Split objects in a nested array into separate record

Hi there,

I have the following data structure in Elasticsearch.

{
  "id": "559466",
  "name": "test",
  "availability": [
    {
      "assetId": "559466",
      "type": "pen",
      "complete": true,
      "availableFrom": "2005-01-01T00:00:00",
      "price": 3.99
    },
    {
      "assetId": "559466",
      "type": "pencil",
      "complete": true,
      "availableFrom": "2005-01-01T00:00:00",
      "price": 4.99
    }
  ]
}

I want the above to be copied into database table having following fields per each record.

id, name, assetId, type, complete, availableFrom, price.

I would like to know how to achieve this in Logstash. Thanks in advance.

Use a split filter.

If, post-split, you want to move the fields of availability to the top-level, use a ruby filter, like this.

.

Thanks @Badger.

I added the split filter as follows

filter{
  split{
        field => "availability"
  }
}

It is giving me following error.

split - Only String and Array types are splittable. field:availability is of type = NilClass

What could be the reason?

The [availability] field does not exist. Is the structure you showed nested inside something else?

What does the output look like if you use

output { stdout { codec => rubydebug } }

or else, what does the _source field look like if you grab an event from elasticsearch?

data structure I have given there is copy of _source taken from ES. I need to check if there are any objects that has no "availability" array. Could that be causing the error?

Once they are split, do I refer to them as root level attributes? i.e. instead of "[availability][price]" should I use "price" ?

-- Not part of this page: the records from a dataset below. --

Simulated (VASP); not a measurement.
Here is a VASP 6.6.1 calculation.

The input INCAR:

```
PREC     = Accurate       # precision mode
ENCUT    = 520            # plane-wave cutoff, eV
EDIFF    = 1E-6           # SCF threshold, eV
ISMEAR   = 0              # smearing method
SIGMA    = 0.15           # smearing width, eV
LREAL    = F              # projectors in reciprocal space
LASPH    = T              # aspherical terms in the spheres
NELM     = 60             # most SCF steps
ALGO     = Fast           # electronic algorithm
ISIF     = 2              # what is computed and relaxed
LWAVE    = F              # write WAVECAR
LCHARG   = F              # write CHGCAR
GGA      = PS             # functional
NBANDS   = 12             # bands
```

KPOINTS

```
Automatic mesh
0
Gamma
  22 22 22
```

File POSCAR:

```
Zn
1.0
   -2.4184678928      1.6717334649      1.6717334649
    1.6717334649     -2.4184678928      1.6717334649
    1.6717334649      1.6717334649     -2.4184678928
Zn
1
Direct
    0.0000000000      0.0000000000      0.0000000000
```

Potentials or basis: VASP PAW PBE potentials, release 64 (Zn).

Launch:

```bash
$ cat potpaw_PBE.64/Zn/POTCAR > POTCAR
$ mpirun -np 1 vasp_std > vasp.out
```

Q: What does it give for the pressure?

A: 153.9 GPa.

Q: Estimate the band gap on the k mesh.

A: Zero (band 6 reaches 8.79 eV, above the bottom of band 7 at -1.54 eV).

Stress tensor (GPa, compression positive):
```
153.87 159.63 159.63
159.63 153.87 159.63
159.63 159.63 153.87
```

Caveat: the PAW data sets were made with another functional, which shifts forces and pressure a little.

If some events do not have the field then use

if [availability] {
    filter{
        split{
            field => "availability"
        }
    }
}

You can either move the attributes to the root level using something like the code I linked to or you can refer to [availability][price]. Your choice.

Thanks @Badger

That did help to get what I need. I had to move IF condition into filter block. Apart from that it does the job. I also used ruby code to move attributes to root element.

How do I copy "availableFrom" into timestamp type column in DB?

There is a jdbc output plugin written by a third party. It is not supported by elastic and the person who wrote it has not modified it in over a year, so it is not clear that they are supporting it either.

Thanks @Badger.

I used the date filter as follows;

date {
            match => ["availableFrom", "yyyy-MM-dd'T'HH:mm:ss"]
            target => "start_date"
 }

Afterwards I had to cast it to date type in INSERT statement as otherwise DB treated start_date attribute to be string even though it is a date type (though date filter converts it).

statement => ["INSERT INTO products (asset_id, asset_type, available_from) values (?, ?, CAST (? AS timestamp))", "assetId", "type", "start_date"]

This allows inserting date attribute into timestamptz (Timestamp with time zone) field in the database table.

Since "split" filter clones events, I do have another problem. This means the entries in root level get duplicated as well. I'm thinking of using two separate INSERT statements with two tables, one for root and another one for nested array items. In order to avoid duplicates, is it a must to run them as two separate pipelines with two separate configuration files?

It may not be a "must" but the forked-path pattern for pipeline-to-pipeline communications might be useful to you.

To do it in a single pipeline you would use a clone filter to duplicate the event, then process one copy with the split and in the other just retain the fields you want in the root.

Thanks @Badger. That is an awesome idea. If I clone the event and split the cloned copy, how do I enforce Logstash to loop through split items while process original event (single event) in output plugin?

    clone { clones => [ "avail" ] }
    if [type] == "avail" {
        mutate { remove_field => [ "id", "name" ] }
        split { field => "availability" }
        ruby {
            code => 'event.get("availability").each { |k, v| event.set(k,v) }; event.remove("availability")'
        }
    } else {
        mutate { remove_field => [ "availability" ] }
    }

If you need to use different outputs (to use different INSERT statements) then make it conditional upon field existence.